Category Archives: SPARQL

http://www.w3.org/TR/rdf-sparql-query/

SPARQL and SIMILE Timeline

Danny Ayers has been working on getting the SIMILE Timeline to eat SPARQL through the use of its JSON interface and some XSLT, he has notes on the ESW wiki.

While trying to get his work running here, I realized that the trip through XSLT to create JSON output really wasn’t necessary.

Instead, I’ve created a custom SPARQL event source parser, to load SPARQL results directly into the timeline. This way, the SPARQL results format generated by running the query doesn’t need a round trip into either JSON or the custom Timeline XML format.

The SPARQL Timeline demo works with any RSS 1.0 feed (try it with the one from Planet RDF) .

Update: Now also works with “raw” SPARQL results, try it with photos of laptops from The Gargonza Experiment (scroll to April of 2005). Expected variable bindings are date, title, description, and link, although the latter is optional and the first can be replaced by start.

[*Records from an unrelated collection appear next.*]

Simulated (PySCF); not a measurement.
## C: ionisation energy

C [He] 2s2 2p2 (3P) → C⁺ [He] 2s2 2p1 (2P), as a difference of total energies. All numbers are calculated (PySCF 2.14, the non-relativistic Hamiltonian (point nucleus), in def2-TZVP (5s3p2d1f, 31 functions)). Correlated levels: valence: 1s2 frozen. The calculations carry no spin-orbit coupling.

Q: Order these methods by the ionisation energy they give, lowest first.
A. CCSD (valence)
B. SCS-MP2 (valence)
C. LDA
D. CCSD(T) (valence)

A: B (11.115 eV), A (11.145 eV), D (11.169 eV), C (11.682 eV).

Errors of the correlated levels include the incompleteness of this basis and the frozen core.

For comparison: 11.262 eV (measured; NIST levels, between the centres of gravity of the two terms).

Update: Now really works with “raw” SPARQL results. Due to javascript’s security model, only files on this server worked — until now. Also, a buglet regarding empty literal elements have been fixed.

Describing Source Content for Redland/MySQL

I mentioned SADDLE (which used to be a part of the SPARQL Protocol draft, but is no longer) in passing the other day, when describing OWL-S Maker and talking about service description in general.

Service description in this context — and in the context of Dion Hinchcliffe’s OWL-S-less overview of SDLs — is mostly about the interface, the inputs and outputs, not what’s in between.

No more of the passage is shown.